The grand final of the 2012 Eurovision Song Contest will be held in the Azerbaijan capital Baku this weekend amidst international turbulence and condemnation.
President Ilham Aliyev’s authoritarian government has come under the international spotlight, accused by human rights organisations of violently oppressing its citizens. Amnesty reported this month that the Aliyev regime unleashed a violent crackdown on freedom of expression in the lead-up to Eurovision, which hasn’t abated.
Human Rights Watch reported this week that Azerbaijan police had violently dispersed two peaceful protests. The protesters were calling for freedom, less corruption and for the resignation of President Aliyev.
Aliyev said that the people of oil-rich Azerbaijan were free, in a recent speech to his cabinet: “We have democracy, freedom of speech, freedom of conscience and freedom of assembly.” The President said that Azerbaijanis had the right to freedom of assembly as long as they “conduct their activities where the mayor’s office has indicated to them”.
Aliyev, who presided over elections in 2010 that were “neither free nor fair”, according to Freedom House, joined Barack Obama and Julia Gillard at the NATO summit in Chicago this week.
In further drama, neighbouring Iran recalled its Azerbaijan ambassador in protest to a so-called “gay parade“, which was reportedly planned to coincide with the contest. Sodomy is punishable by death in devoutly religious Iran.
The Iranian Ambassador Mohammad Bagher Bahrami left Baku on Monday as participants representing 42 countries arrived for the popular, annual competition, which Azerbaijani pop duo Ell and Nikki won in 2011. Tensions between Iran and Azerbaijan have increased this year after Baku announced a billion-dollar arms deal with Israel.

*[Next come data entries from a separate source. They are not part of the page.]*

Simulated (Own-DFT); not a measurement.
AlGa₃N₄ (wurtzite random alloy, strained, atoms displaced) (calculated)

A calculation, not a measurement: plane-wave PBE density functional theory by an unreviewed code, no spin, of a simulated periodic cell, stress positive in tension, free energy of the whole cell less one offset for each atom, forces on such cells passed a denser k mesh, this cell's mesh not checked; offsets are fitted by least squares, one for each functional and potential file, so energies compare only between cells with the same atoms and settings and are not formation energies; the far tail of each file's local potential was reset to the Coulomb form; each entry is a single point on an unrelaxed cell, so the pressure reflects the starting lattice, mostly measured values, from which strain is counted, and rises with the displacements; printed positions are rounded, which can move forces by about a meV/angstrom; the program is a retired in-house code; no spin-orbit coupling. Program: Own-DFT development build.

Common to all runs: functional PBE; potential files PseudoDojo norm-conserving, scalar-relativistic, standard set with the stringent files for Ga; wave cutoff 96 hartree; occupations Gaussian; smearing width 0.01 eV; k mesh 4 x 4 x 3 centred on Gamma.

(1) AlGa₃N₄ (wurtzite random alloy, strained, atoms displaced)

While 90% of Azerbaijan citizens identify as Muslim, Eurovision claims the country is one of the most liberal, secular Islamic nations, despite its questionable human rights record.
On Tuesday Azerbaijan arrested 11 people for spreading “anti-Eurovision” Islamist literature.
Roland Kobia, the European Union’s ambassador to Azerbaijan, told AzerNews that the modernisation that has occurred in the capital before the contest was an impressive demonstration of strong political will. But he was vaguer about human rights freedoms in the country.
“In the pyramid of human beings’ aspirations in today’s world, self-fulfilment and freedom are as important as progress in material comfort. I trust this is the next step,” he said.
Freedom of the press is virtually non-existent in Azerbaijan, with journalists often jailed for critical reporting about the Aliyev regime. Ten journalists and bloggers are currently in jail in Azerbaijan on “spurious charges”.
In 2011 blogger, journalist and member of the political opposition Tural Abbasli was brutally beaten and jailed for “organising public disorder”. In 2007 outspoken newspaper editor Eynulla Fatullayev was jailed on “trumped-up” charges, according to Amnesty.
US diplomatic cables released by Wikileaks in 2010 state that Aliyev is thin-skinned and overreacts when confronted with a “challenge to his authority or affronts to his family dignity”. The classified cable calls Aliyev’s leadership “iron-fisted” and his domestic policies “authoritarian and hostile to diversity of political views”.
The tensions between Azerbaijan and Iran have been simmering for many years. Some Iranian Azerbaijanis believe a part of north Iran should be recognised as Azerbaijan territory.